# Baseball Density Estimates Using ggplot2

#### Bivariate Density Estimates

In baseball, we are interested in learning about pitch location and locations of balls put into play. Basic graphical methods like scatterplots don’t work very well due to the overplotting of the large number of data points. An attractive alternative method of plotting is to construct a bivariate density estimate of the location values and then display the density estimate as a contour graph. The `kde2d()` function is a good general purpose function for constructing a bivariate kernel density estimate that is incorporated by the `ggplot2` package in its `geom_density2d()` and `geom_density2d_filled()` geometric objects. Personally, I prefer the filled contour plots since it is easier to pick out regions of high probability density in these graphs.

#### Need Large Samples

I don’t use these graphical methods that much in my exploratory work since one needs a good amount of data to get smooth density estimates. But fortunately this is not a problem with Statcast data — for example, my dataset for the 2019 season illustrated here has over 732,000 pitches and over 125,000 balls put into play. The purpose of this post to illustrate the use of these density estimates for several interesting explorations of pitch location and BIP location data.

#### Locations of Pitches of Different Types

Pitchers use a variety of different pitch types and these pitch types tend to be thrown to different zone locations. (The relevant location variables in the Statcast dataset are `plate_x` and `plate_z`.) I illustrate this below by showing density estimates of the locations for nine different pitch types for right-arm pitchers. Fastballs tend to be thrown in the middle of the zone, while off-speed pitches (changeups, curveballs, sliders) tend to be thrown low in the zone. More specifically, sliders are thrown low to the right (from the catcher’s perspective), while changeups tend to be thrown low to the left.

The pitch location story for southpaws is a mirror image of the locations for right-handers.

#### Locations of Called Strikes

Next let’s consider the locations of called strikes. These locations depend on both the arm of the pitcher (Statcast variable `p_throws`) and the batter side (Statcast variable `stand`). When a pitcher throws a pitch to a batter of the same side (either R against R or L against L), the locations of the called strikes tend to be low and away. In contrast, when a pitcher is facing a batter of the opposite side (either R against L or L against R), then the called strike locations tend to be outside (both low and middle of the zone). If you look carefully, then there are some interesting patterns in the locations away from the most likely location and these subtle patterns are mirrored in the other same-side or opposite-side matchup.

#### Locations of Swinging Strikes

Where are the locations of the swinging strikes? It depends on the matchup. If a pitcher is throwing against a batter on the same side, then the swinging strikes tend to be in the outside lower corner of the zone — many of these swinging strikes are outside of the zone. In contrast, if a pitcher is throwing against a batter of the opposite side, then there are two likely regions for swinging strikes — low middle and high outside. Again, one sees mirror images of these locations — for example, compare R against L with L against R, or compare L against L with R against R.

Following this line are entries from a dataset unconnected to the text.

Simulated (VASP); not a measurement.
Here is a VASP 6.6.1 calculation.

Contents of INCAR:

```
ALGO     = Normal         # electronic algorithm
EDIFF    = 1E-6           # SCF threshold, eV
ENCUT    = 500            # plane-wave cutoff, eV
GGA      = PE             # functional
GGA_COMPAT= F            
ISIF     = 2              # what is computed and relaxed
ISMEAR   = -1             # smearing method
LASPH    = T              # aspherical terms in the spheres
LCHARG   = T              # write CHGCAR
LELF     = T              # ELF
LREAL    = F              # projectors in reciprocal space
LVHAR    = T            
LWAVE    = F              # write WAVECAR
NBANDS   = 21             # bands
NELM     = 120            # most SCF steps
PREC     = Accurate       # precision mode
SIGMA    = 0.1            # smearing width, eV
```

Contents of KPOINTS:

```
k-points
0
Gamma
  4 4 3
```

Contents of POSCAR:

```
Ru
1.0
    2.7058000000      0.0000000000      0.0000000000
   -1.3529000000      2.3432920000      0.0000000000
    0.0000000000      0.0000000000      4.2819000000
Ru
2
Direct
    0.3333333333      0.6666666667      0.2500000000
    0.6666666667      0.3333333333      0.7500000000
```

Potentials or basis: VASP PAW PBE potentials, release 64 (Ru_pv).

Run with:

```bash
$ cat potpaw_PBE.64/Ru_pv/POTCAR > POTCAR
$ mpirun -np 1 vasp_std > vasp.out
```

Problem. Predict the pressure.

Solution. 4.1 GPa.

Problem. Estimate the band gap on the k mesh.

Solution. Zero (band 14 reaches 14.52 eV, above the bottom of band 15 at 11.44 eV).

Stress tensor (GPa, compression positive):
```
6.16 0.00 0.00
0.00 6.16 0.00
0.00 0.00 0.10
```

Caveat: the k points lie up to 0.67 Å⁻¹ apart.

#### Field Locations of Batted Balls

In the Statcast dataset, there are two variables `hc_x` and `hc_y` that provide the field locations of balls put into play. To get reasonable looking graphs, I do a simple linear transformation on these variables. Here is a density estimate graph of the field locations of all balls put into play for the 2020 season.

Since I didn’t find this graph that informative, let’s divide the batted balls by the launch angle — I use the Statcast definition to divide the batted balls into groundballs, fly balls, line drives and popups. Since the location of these batted balls also depends on the batter side, I create two displays showing the locations for each of the four batted ball types for each batter side. What do we see? Left-handed batters tend to pull ground balls and line drives, but they tend to hit popups and fly balls to the opposite side. The graph for right-handed batters, as expected, is a mirror image of the graph for left-handed hitters.

• R code? If you have some Statcast data, then these graphs are easy to create using the `ggplot2 `package. You can find the code for these graphs in my Github Gist site.
• Conditional estimates. When one uses different facets like above, then the default contours will display values over the joint density and it may be hard to see the patterns in particular panels. By specifying the `contour_var = "ndensity"` argument in the `geom_density2d_filled()` function, the function will normalize the density values within each panel. With this adjustment one is visualizing a density estimate conditional on the value of the variable in that facet. That is what I did in my plots above since I think the objective is to see the most likely locations within each panel.
• Revisions to the CalledStrike package. Recently I have revised my `CalledStrike` package that is useful for visualizing smooth fits of specific metrics (say launch speed or batting average) over the zone. In a future post, I’ll illustrate the use of functions in the `CalledStrike` package to produce these smoothed fits.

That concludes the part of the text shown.